Raising resilience: Local mentors provide safety net for kids

Violence erupts in the home. A parent lands in jail. Bullies taunt online.

Childhood isn’t a shield against hurts and trauma. Whether it’s facing a bad test score or cyberbullying, youth who are more resilient come out the other side stronger.

A caring adult can help children bounce back when bad things happen, experts say.

In fact, a close connection can make a profound difference over a lifetime, said Kent Hoffman, a Spokane psychotherapist and co-founder of Circle of Security International, which offers early childhood intervention models. More than 50 years of research shows the power of a positive relationship.
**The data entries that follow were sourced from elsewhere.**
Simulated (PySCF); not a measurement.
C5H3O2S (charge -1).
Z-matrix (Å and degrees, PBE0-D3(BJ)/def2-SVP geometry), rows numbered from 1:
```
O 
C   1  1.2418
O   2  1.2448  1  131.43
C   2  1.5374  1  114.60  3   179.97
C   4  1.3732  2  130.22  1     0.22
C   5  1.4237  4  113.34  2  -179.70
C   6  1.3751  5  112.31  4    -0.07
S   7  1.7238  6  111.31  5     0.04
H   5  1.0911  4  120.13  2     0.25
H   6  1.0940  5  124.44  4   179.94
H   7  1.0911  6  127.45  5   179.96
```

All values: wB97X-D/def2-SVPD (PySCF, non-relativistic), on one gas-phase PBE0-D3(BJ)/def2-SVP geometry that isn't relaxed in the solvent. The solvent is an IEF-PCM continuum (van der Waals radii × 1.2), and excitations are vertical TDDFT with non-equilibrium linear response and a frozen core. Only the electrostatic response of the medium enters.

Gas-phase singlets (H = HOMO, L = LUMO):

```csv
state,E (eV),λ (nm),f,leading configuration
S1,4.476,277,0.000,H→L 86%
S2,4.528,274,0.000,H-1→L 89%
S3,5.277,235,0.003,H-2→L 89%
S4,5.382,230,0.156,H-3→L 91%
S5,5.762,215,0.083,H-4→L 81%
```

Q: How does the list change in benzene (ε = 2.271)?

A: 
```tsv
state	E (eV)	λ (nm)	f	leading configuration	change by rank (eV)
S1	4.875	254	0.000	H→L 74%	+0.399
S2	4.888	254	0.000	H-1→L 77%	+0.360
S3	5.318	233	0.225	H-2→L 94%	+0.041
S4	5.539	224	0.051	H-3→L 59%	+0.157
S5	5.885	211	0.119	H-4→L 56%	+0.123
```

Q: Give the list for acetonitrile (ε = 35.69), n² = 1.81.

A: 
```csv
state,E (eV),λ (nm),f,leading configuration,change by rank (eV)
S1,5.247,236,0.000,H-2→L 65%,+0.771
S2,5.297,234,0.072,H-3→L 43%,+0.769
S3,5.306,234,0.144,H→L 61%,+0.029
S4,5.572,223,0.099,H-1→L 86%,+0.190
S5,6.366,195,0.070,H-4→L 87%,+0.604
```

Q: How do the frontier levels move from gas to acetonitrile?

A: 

“You can have a child in a family of five siblings, all who are highly dysfunctional,” Hoffman said. “Then you interview one when they’re in their 40s and that one has become extremely resilient; they’re a school teacher, and everybody else is in prison. You ask, ‘How’d you turn out well?’

“This answer is always, ‘Mr. Jones in the fourth grade or Mrs. Smith in the sixth grade.’ It’s so profound to know that one solid human connection can make all the difference.”

Even someone who visits at school can connect solidly with a child, he added. “When a mentor shows up every week, you start to think you’re pretty important to that person, and that makes a huge difference. ”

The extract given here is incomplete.